Enjoying Database Administration

19.1.09

Things you can't do...

Today I ran across an issue that frustrated me to no end. I had a dollar value in a column that was part of a fixed length record extract I am currently working on. I was attempting to create a scenario wherein the last digit of the dollar value would be an alphanumeric representation of the numeric value in that position when the whole value was negative. For example an eight bit string representing '-9871' would be something akin to '0000987B'.
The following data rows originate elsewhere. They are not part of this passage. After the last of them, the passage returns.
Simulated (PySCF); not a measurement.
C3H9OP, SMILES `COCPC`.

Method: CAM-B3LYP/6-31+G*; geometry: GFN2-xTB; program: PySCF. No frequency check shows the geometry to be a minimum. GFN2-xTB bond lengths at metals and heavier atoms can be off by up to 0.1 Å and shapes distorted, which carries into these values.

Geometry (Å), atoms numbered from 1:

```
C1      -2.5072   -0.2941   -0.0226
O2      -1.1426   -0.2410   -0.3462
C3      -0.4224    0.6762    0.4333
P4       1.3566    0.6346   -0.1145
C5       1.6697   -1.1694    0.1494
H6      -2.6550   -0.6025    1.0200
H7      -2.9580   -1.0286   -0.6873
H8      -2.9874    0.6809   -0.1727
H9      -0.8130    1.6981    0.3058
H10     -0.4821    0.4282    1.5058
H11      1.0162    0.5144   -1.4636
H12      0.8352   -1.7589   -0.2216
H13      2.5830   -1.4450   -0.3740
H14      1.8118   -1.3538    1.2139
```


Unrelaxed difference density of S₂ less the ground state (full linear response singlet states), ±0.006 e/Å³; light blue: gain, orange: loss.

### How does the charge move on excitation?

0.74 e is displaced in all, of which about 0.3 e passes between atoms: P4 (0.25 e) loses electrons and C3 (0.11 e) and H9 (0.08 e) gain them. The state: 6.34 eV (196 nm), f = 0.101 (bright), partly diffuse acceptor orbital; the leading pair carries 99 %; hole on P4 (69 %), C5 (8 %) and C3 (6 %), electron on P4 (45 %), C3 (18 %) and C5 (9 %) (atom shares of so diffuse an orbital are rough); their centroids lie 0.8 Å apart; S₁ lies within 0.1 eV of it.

The primary problem I ran across was an error that I found most perplexing (a problem with DB2 errors in general), but not one that was merely ambiguous as if often the case with DB2 SQLSTATE errors. No this was an altogether more frustrating animal. I was told by DB2 that REPLACE was not a valid function. What was even more frustrating was that a quick verbatim Google search yielded only seven results none of which was even remotely related to the problem. Also threatening to my sanity was the failure of SUBSTR to work in this situation. Imagine my dismay to find something so magnificently eloquent as:

SUBSTR(REPLACE(REPLACE(REPLACE(Tab.Col, '$', ''), ',', ''), 1, 7) REPLACE(REPLACE(REPLACE(REPLACE(REPLACE(REPLACE(REPLACE(REPLACE(REPLACE(REPLACE(SUBSTR(REPLACE(REPLACE(REPLACE(Tab.Col, '$', ''), ',', ''), 1, 7), '0', 'A'), '1', 'B'), '2', 'C'), '3', 'D'), '4', 'E'), '5', 'F'), '6', 'G'), '7', 'H'), '8', 'I'), '9', 'J')

Did not work.

I was afraid I was going to have to wrestle a beast of a case statement; I just couldn't understand why this wouldn't work. It was perfect in its subtle avoidance of excessive reads, elegant and refined in a way I am too humble to admit, and worse than it not working at all, it only worked for deductions and not for premium. Why god, Why? I nearly mumbled to myself as a sat at my workstation sulking.

It wasn't until I had patted myself on the back for trying to get ahead of the project by going off for some coffee hoping that on this epiphany I would be granted revelation, if only some small glimmer of truth flickering in the corner of my mind's eye to remind me that I am only a junior DBA who forgets simple lessons from school and not a madman who writes scripts to block his SQL from working according to some predictable standard.

As I sat there watching the black Colombian go juice java drip from the filter assembly, I was struck by inspiration. I rushed back to my terminal and without hesitation typed into the search bar "DB2 command 'valid by data type'." Of course I didn't find anything useful. DAMN! I nearly screamed out, why isn't there a listing of commands sorted by valid data type. The thought rolled around in my head as the painfully obvious solution sat the staring blankly back at me blinking with wonder at my inability to fathom it.

Eventually it dawned on that among countless other situations in the world of data where the bidirectionality of a particular notion leads to folly, the reason I had crafted (or copied I don't specifically recall each and every second before the blog was created, or most of them still after for that matter) REPLACE(REPLACE(REPLACE(Tab.Col, '$', ''), ',', '') was to provide compatibility between a string and a decimal representation of a dollar amount, but specifically to make a string compatible with a decimal, and not a decimal compatible with a string. As you probably figured that inner replacement nest needs replacing, and since DB2 doesn't have support for regular expressions (a gripe tangential to my error down an avenue I glanced at longingly) , I was going to have to edit the code rather than write a scriplet to do it for me. The end result was something akin to this:

SUBSTR(CAST(Tab.Col AS CHAR(8)), 1, 7) REPLACE(REPLACE(REPLACE(REPLACE(REPLACE(REPLACE(REPLACE(REPLACE(REPLACE(REPLACE(SUBSTR(CAST(Tab.Col AS CHAR(8)), 1, 7), '0', 'A'), '1', 'B'), '2', 'C'), '3', 'D'), '4', 'E'), '5', 'F'), '6', 'G'), '7', 'H'), '8', 'I'), '9', 'J')

The lesson I have learned from this, is this: If I find myself so lacking in the brain power to solve a problem not present with every instance of a code snippet that I am contemplating resigning myself to stupidity and taking up drooling on myself, I should check to see if the command/keywords I am using are appropriate to the data type (often one of the first lessons in a book on SQL), because there are things that just aren't done like adding J to 8 and getting i^2.